Karim Khan, the ICC’s rogue prosecutor

People will have differing views of the war in Gaza, but I have seen enough of it up close to know that it is the ICC that is in the process of be-clowning itself

Khan
Karim Khan (Getty Images)

Yahya Sinwar, the mastermind of October 7, went to meet his maker last week. Having spent a year being pursued through the underground tunnels of Gaza that he had built, he finally put his head up above the surface in the Tal al-Sultan area of Rafah. The world that had told the IDF not to go into Rafah was once again proved wrong. Sinwar was killed in an exchange of fire by a 19-year-old Israeli soldier who was not even in uniform on October 7.

A couple of days after Sinwar’s demise, I went into Rafah…

Yahya Sinwar, the mastermind of October 7, went to meet his maker last week. Having spent a year being pursued through the underground tunnels of Gaza that he had built, he finally put his head up above the surface in the Tal al-Sultan area of Rafah. The world that had told the IDF not to go into Rafah was once again proved wrong. Sinwar was killed in an exchange of fire by a 19-year-old Israeli soldier who was not even in uniform on October 7.
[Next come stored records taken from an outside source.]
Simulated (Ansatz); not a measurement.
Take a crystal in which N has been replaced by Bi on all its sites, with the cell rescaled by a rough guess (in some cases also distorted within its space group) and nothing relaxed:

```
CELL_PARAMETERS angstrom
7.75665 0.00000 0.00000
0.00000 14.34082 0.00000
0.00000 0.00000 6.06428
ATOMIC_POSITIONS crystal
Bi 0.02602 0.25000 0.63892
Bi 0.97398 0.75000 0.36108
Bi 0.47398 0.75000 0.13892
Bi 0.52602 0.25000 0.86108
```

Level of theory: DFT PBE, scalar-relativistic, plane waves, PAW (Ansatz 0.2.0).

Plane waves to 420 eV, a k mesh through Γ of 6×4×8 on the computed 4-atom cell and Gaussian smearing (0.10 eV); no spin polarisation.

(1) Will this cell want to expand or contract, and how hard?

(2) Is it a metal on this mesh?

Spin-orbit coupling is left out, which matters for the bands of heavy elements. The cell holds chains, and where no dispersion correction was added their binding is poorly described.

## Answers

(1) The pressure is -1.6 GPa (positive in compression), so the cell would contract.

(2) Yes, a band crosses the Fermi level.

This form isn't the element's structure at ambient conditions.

A couple of days after Sinwar’s demise, I went into Rafah to see the house where he spent his final minutes. It had once been a rather nice villa, owned by a Palestinian family who have since been keen to stress that they had absolutely no connection to the dead terrorist. Sinwar simply bolted where he could and ran up these stairs, trailing blood as he went. From the first floor of the house he had his final view of Gaza.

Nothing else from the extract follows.